JERUSALEM, March 26 -- Yasir Arafat declared today that he would not attend an Arab summit meeting in Beirut after Prime Minister Ariel Sharon of Israel said he wanted the right to prevent Mr. Arafat from returning to the West Bank. "To my regret, the conditions have not ripened yet for Chairman Arafat's departure for Beirut," Mr. Sharon said in an interview on the Arabic-language news program on Israeli television. The Palestinian leadership responded in a statement that, "President Arafat and the Palestinian people refuse to submit to this threat, aggression and blackmail.

"In this dangerous situation, President Arafat and the Palestinian leadership decided that Abu Amar stay with his steadfast people in order not to give the Israeli government an opportunity to put obstacles in the way of his return." Mr. Arafat is popularly known as Abu Amar. The outcome followed days of speculation over whether Mr. Sharon, who has kept Mr. Arafat confined to the West Bank city of Ramallah for more than three months, would allow him to leave or whether Mr. Arafat would agree to go.

The outcome threw into question the prospects of a Saudi initiative to have Arab leaders offer the Israelis normalization of relations in exchange for a withdrawal by Israel from the West Bank and Gaza Strip, which it occupied in the 1967 war. The prospects became all the more remote after President Hosni Mubarak of Egypt also said he would not attend. But the Saudis and other moderate Arab leaders gathering in Beirut, Lebanon, insisted that they would press ahead with the initiative. Aides to Mr. Arafat said he would address the summit meeting over television from his headquarters in Ramallah.

The developments marked a setback for the Bush administration, which had finally become re-engaged in the search for a Middle East peace and had pressed the Israelis hard to enable Mr. Arafat to attend the meeting, while pressing Mr. Arafat hard to crack down on terror. Another thwarted suicide bombing today indicated that the latter effort was also not succeeding. Another front of the effort by the United States, the attempts by its envoy, Gen. Anthony C. Zinni, to mediate a cease-fire, also seemed stalled. Israeli reports said General Zinni had canceled a meeting of Israeli and Palestinian security officials on Wednesday, thus effectively pushing any chance of a cease-fire off at least past the Jewish holiday of Passover, which begins at sundown Wednesday. The decision was apparently not directly linked to the issue of Mr. Arafat's travel. Officials said General Zinni concluded after floating his own proposed cease-fire arrangements that the two sides were too far apart to bother meeting, and scheduled a separate session with Mr. Sharon instead.

The Arab League summit meeting and General Zinni's mission had generated a gleam of hope for an end to a struggle that had intensified to the brink of open warfare, and the twin blows represented a serious and potentially dangerous setback. If the peacemaking foundered, the widespread expectation on both sides of the conflict was of an increase to levels even higher than before, possibly including an Israeli reoccupation of most lands that had come under Palestinian control.

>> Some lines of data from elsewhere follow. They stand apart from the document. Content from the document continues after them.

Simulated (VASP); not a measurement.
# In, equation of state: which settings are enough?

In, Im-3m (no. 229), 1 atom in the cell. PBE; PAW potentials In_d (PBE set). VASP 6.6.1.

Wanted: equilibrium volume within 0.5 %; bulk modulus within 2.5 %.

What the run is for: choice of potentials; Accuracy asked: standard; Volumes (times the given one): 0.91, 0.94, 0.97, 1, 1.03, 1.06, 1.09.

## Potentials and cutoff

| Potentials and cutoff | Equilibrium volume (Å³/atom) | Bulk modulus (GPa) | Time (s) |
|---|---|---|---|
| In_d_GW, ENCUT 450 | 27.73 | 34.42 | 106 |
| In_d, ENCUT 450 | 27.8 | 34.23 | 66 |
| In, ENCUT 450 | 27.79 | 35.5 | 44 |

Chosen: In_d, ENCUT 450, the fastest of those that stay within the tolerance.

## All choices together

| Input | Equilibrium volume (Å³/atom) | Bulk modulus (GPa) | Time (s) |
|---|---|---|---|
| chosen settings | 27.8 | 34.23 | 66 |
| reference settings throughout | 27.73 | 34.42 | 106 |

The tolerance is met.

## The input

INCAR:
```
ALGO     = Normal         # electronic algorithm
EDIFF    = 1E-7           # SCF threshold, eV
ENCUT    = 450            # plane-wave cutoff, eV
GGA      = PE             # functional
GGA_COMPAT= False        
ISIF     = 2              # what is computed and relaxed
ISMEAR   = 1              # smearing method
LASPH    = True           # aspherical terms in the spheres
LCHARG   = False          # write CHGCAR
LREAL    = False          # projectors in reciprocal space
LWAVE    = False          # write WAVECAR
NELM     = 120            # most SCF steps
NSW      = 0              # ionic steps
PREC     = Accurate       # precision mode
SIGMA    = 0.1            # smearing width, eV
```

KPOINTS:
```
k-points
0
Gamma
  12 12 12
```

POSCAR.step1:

The cancellation of Mr. Arafat's trip came at the end of a day of furious maneuvering and speculation, overcast by high tensions. A suicide bombing was apparently thwarted when Israeli security forces ordered a suspicious vehicle to stop, and it exploded, killing both men inside. The car was headed in the direction of a large shopping mall in southern Jerusalem crowded with pre-Passover shoppers, and the bomb was evidently strapped to one of the men. In the evening, the Israeli Army announced that two members of an international monitoring force, one Turkish and the other Swiss, were ambushed and shot dead in their car near Hebron, in the West Bank. A third officer, who survived, said a uniformed Palestinian opened fire on them in the dark, despite markings on their car that identified them as officers of the Temporary International Presence in Hebron, an unarmed monitoring force. The group was set up after an Israeli settler killed 29 Muslim worshipers in 1994.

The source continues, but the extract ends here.